In my humanities class this week we got to review something from a performing arts field and identify the different aspects of it. I picked movies and eventually picked Scott Pilgrim. Take a look at the prompt and then the post:
Throughout history, the performing arts have transferred the yearnings of the human spirit from stage to audience. For this week’s conversation, tell why you prefer a particular performing art form (perhaps film, music of the concert hall, or Ukrainian folk dance). Give an example (from this module or from your own experience or outside research) and explain what it is about this work that moves, inspires, or informs you.
A little preface before the actual post. I logged on Sunday morning and saw this prompt and was beside myself. I’m a writer. That’s what I consider myself. That’s what I’m going to do for a living. What made me so excited about this thread revolves around the fact that my interest in writing didn’t originate in prose, poetry or plays; I’m a writer because of movies. I’m going to have to be careful because I could probably give you a thousand words on the inspiring and informative qualities of film in general, but that’s not what I want to do. I want (wanted, rather) to pick a specific movie and just dissect it.

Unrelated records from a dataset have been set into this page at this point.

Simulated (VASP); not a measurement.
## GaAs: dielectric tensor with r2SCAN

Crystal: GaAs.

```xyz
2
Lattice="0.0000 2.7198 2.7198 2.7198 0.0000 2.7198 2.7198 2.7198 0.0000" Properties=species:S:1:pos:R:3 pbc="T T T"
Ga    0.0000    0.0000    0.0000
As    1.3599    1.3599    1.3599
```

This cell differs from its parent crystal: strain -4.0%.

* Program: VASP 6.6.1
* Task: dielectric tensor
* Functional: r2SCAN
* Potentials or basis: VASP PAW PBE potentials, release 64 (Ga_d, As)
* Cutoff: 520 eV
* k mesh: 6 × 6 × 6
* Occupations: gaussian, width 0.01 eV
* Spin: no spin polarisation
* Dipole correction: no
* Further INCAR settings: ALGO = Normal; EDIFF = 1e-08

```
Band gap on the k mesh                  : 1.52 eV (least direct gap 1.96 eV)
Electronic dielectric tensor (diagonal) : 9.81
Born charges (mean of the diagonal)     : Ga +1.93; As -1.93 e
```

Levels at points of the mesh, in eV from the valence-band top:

And that’s why I am writing this post on Monday (because I went upstairs, stared at my collection and had nooooooooooooooooooo clue what I wanted to write about). Eventually I figured out what my movie selection would be. Tonight’s presentation will be “The moving, inspirational and Informative qualities of ‘Scott Pilgrim versus the Universe.'”
Scott Pilgrim wasn’t my first choice (all of my pseudo-indie dramedies are missing or damaged, evidently) but, in terms of this assignment, I think it might be the best choice. My initial choice was to do something distinctively post modern like Pulp Fiction (I did it for 202 last term for a similar prompt), but SP is a very interesting blend of a somewhat traditional plot structure intermixed with a heavy blend of distinctively modern (which, in terms of film criticism, would be post-modern) shot choices and overall concepts.
Let’s break it down by the areas outlined in the module:
- Point of View
- Sound and Music
The really cool thing that happens in Scott Pilgrim versus the World is how they use Computer-generated imagery (CGI). When most people hear “CGI” they think big Micheal Bay productions like Transformers or the upcoming TMNT movie (that hopefully won’t suck). How SP uses CGI is in more of a early 90’s arcade fashion combined with a 1960s superhero/comic book sensibility. For instance:
Let’s look at this clip in regards to shots and editing because they really work together well in this series. The first thing you’ll note is when Todd the Vegan punches Scott into the air, Scott leaves the shot followed by a trail of artificially produced “Ahhhs”. While Scott is in the air the camera moves to follow the action resulting in a series of different shots (close, high arching, straight on, to name a few). Once Scott reenters the almost master shot (It’s still a one-shot at that point because the camera didn’t cut) Ramona rushes over and tells him the back story of Todd (which results in a flashback sequence comprised of comic book drawings).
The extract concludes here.